24 In Gaffney v RSM Bird Cameron Partners (A Firm) (No 2) [2013] FCA 945, Gilmour J held (at [15]-[19]) that the claims in that case were made and continued “in circumstances where the applicant, properly advised, should have known that there was no chance of success”, and that “[t]hese circumstances would of themselves justify an indemnity costs order”. In that case, however, there were also additional factors that led to an indemnity costs award: see Gaffney at [20]-[23].
25 There is a relevant difference between having a sufficient case reasonably to institute and pursue proceedings and having no case at all to do so. I concluded, after consideration of the parties’ respective submissions, that Mr Morad had no reasonable prospect of successfully prosecuting the proceeding and that an order for summary judgment should therefore be made under s 31A of the FCA Act: Morad v El-Ashey [2017] FCA 1136 at [41] and [47]. It does not, however, follow from this that Mr Morad had no sufficient basis reasonably to institute and pursue the proceeding until Ms El-Ashey’s summary judgment application was heard and determined. Having regard to the uncontested circumstances that gave rise to the proceeding and the relevant provisions of the TIA Act on which Mr Morad relied, I would not so conclude. Examination of my reasons for judgment in Morad v El-Ashey [2017] FCA 1136 shows that the application of the relevant provisions of the TIA Act is not straightforward and that the application of ss 108 and 133 required particular attention. In this circumstance an award of indemnity costs is not justified on the basis that Ms El-Ashey proposes. It should also be borne in mind that Ms El-Ashey’s summary judgment application was properly made at the earliest appropriate stage in the proceeding, and that, broadly speaking, both parties co-operated in addressing that application efficiently and in a cost-effective manner.

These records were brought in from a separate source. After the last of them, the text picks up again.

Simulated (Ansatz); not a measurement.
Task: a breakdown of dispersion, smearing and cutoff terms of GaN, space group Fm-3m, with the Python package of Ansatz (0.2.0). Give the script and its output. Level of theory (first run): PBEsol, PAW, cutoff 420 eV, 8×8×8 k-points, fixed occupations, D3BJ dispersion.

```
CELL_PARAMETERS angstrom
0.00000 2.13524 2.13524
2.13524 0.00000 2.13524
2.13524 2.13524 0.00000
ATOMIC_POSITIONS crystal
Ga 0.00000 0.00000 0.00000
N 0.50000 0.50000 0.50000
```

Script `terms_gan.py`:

26 The second matter on which Ms El-Ashey relied was the letter sent by Ms El-Ashey’s solicitors to Mr Morad’s solicitors (annexure HC3 to Ms Chetcuti’s affidavit). This was dated 1 June 2017 and headed “without prejudice save as to indemnity costs”. It otherwise relevantly read as follows:
Our client seeks-:
1. That your client forthwith withdraw his application before the Court;
2. Each party bear their own costs to date.
Your client’s application is without merit given the following-:
a. s 7(1) and 63 of the Telecommunications Interception Act (TIA Act) refers to communication passing over a telecommunication system. This is not what has occurred in this matter. Your client’s claim is also in contradiction with s 5H of the Act.
b. Our client has not accessed stored communication as provided in s 108 of the Act.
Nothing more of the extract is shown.